OPINION: The Electoral College is not representative of American voters



A supporter of President-elect Joe Biden holds up his mobile phone to display the electoral college map outside the Philadelphia Convention Center after the 2020 Presidential Election is called, Saturday, Nov. 7, 2020, in Philadelphia. (AP Photo/John Minchillo)

The Electoral College, as of now, leaves room for a presidential candidate to challenge the legitimacy of it since rather than using the popular vote — it is based off of land. If it should still remain, it must be changed to fit the growing population of the 21st century so it can represent Americans in a better way. 

Whether the presidential candidate loses or wins the popular vote, American voters demand to be represented with an updated system.

The United States has expanded and grown to include a vast majority of people from all over the world since the time the Electoral College began. 

An issue with the electoral college can be summed up by the results from the 2016 and 2000 elections. Because of the way the Electoral College is used, the presidential candidate with the majority vote does not necessarily become president.

Those two previous presidential elections show that the Electoral College is not a representation of Americans and does not honor the popular vote. 

“The U.S. has only had a few times when the Electoral result did not correspond with the popular vote… 1876, 1888, 2000, 2016,” said professor Richard Sautter of DePaul’s School of Continuing and Professional Studies.

Before I and other voters were alive, this issue with the Electoral College existed in which a popular vote does not give the candidate the win and for many, they are disappointed in the way it determines the outcome of the election.  

“Its initial design and purpose was to give all the states in our federal “republic” a role. Initially, no [individuals] voted for president. Instead, the state legislatures designated electors they wanted to vote for a president, to represent their state,” Sautter said. “The popular vote of all males, including those without property, in every state for president didn’t materialize until 1832, during the election of Andrew Jackson.”

The history of the Electoral College can help explain why it was initially created, yet I still believe it should be adjusted to the population today and to the growing population to come.

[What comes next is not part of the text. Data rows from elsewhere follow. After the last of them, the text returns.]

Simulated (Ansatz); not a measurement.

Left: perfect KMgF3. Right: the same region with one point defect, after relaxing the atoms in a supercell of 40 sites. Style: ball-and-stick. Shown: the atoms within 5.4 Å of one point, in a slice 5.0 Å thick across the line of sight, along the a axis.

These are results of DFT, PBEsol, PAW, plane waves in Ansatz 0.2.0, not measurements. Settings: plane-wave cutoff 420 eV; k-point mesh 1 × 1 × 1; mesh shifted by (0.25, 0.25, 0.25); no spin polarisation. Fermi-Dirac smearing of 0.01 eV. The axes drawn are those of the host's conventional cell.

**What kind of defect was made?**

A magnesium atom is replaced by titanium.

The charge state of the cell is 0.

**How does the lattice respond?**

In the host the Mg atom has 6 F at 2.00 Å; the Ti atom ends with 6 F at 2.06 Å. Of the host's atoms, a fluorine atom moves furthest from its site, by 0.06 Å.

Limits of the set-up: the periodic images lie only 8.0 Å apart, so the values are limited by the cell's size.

It should also change whether there is a decrease or increase in the population of the state. The smaller states are guaranteed lesser electoral votes which will only leave them with not enough representation when in their cities, they have a bigger population. 

Perhaps, a change should be set in place so that smaller states get split up by the area with higher and lesser population. This means that where people mostly live in small states get a higher number of electoral votes, while the areas within the smaller states that don’t have a high population get a lesser number of electoral votes.

I understand that the Electoral College’s purpose is to give the land the vote, but the people should still be able to get their vote heard. 

Its initial role can continue as long as it gives Americans their representation which has lacked in previous presidential elections, especially because cities with the most votes are where most people live.

“If we changed to the popular vote, the vote of three or four states, California, New York, Illinois or a couple of other big states would always determine the outcome, and candidates wouldn’t even bother trying to get the vote in smaller states, leading to the feeling of disunity among many of our fellow citizens. That is not a good outcome either,” Sautter said.

Although his opinion slightly differs from mine, I understand the importance of the Electoral College.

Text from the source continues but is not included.